What do romance readers want?

I think about this question I lot. It’s a tough one, as there are many sub-genres within romance. However, regardless of genre, romance readers expect a HEA or a suitably resolved ending. But what type of journey do they want the protagonists to have experienced?

Darla Denton asked romance readers what they wanted more of. Responses included:

  • Depth of feeling and emotion
  • Great girl friendships
  • Crazy twists pulled off right
  • Something out of the ordinary
  • Great supporting characters
  • Strong underlying plot in addition to the romance. It keeps it from getting too one-dimensional.

These findings influenced the way I write and I’ve included many of these elements in my stories. For example, in the first book in the series called Over Byron Bay, I wanted to write a book that took the reader on an emotional roller-coaster ride. Feeling the protagonists’ conflict and pain was a skill I was keen to master.

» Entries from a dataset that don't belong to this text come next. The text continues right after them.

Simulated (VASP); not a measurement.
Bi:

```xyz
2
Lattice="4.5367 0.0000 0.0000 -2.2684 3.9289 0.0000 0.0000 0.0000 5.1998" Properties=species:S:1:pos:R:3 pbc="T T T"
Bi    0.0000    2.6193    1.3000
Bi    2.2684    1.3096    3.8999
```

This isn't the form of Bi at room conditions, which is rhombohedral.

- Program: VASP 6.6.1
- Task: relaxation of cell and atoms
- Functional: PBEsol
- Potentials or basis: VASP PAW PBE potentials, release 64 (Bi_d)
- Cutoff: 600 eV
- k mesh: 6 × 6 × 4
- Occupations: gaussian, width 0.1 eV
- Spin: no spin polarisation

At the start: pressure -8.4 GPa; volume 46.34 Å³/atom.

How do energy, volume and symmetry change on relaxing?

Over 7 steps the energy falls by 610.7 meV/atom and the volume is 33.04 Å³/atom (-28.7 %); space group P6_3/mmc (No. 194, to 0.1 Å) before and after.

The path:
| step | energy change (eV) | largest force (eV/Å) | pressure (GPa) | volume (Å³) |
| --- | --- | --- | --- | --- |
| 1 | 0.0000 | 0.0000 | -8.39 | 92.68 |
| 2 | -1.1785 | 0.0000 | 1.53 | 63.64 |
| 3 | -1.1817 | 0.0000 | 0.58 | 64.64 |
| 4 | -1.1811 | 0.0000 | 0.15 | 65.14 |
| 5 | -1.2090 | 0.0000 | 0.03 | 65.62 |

In Substitute Child, I wanted to explore the friendship between Charlotte and Miranda as revealed through their text messages, as a secondary story. I also wanted to build in unexpected story elements that would surprise and delight the reader. All great stories have conflict. Charlotte Wyatt knew her parents worried about her, and more specifically about losing her. This reality had given her an identity crisis as revealed in the title of the book. The plot starts with a journey to collect a bottle with a message inside to a brother who only lived a day. The conflict comes from getting home without revealing all the trouble she’s been in.

In Substitute Child, Charlotte has to respond to a deadly situation, whereas in Roman Roulette, Charlotte takes the lead and jumps feet first, into a bag of trouble, when she attends a party on a yacht. Captured while helping a friend to escape, she’s presented with several unbearable choices by her nemesis ‘The Monk’. She throws herself into her new role with an audacious plan to break everybody out, relying on great supporting characters. Not only does she maintain her subterfuge, she’s offered an intriguing opportunity for a career change, which all starts in Missing in Myanmar. Charlotte tentatively takes her first assignment as an occasional Intelligence Officer for ASIO. Seems easy enough. A bit of information gathering and then a speedy exit from the country before catching a flight home. If only …

And then we arrive at the final book in the series

In Nonsense in the North, Charlotte needs to find Scott, who’s gone missing after a one-day sailing gig from Hamilton Island. He’s now suspected by police of being an integral part of an international drug smuggling operation. There is danger everywhere, and Charlotte needs to find Scott and clear his name before his family discovers what they’ve been involved in. And this is all happening while she’s planning for her best friend Miranda’s wedding.

We all live vicariously through the lead protagonist’s experience. We all want to overcome obstacles and achieve our happy ever after. The common thread through my stories is that the heroine needs to make tough choices. These choices have consequences and inevitably lead to a chaotic situation from which they need to extract themselves. It’s a wonderful and bumpy journey with the reward being a safe arrival home for our protagonist, and a satisfied smile on the face of the romance reader.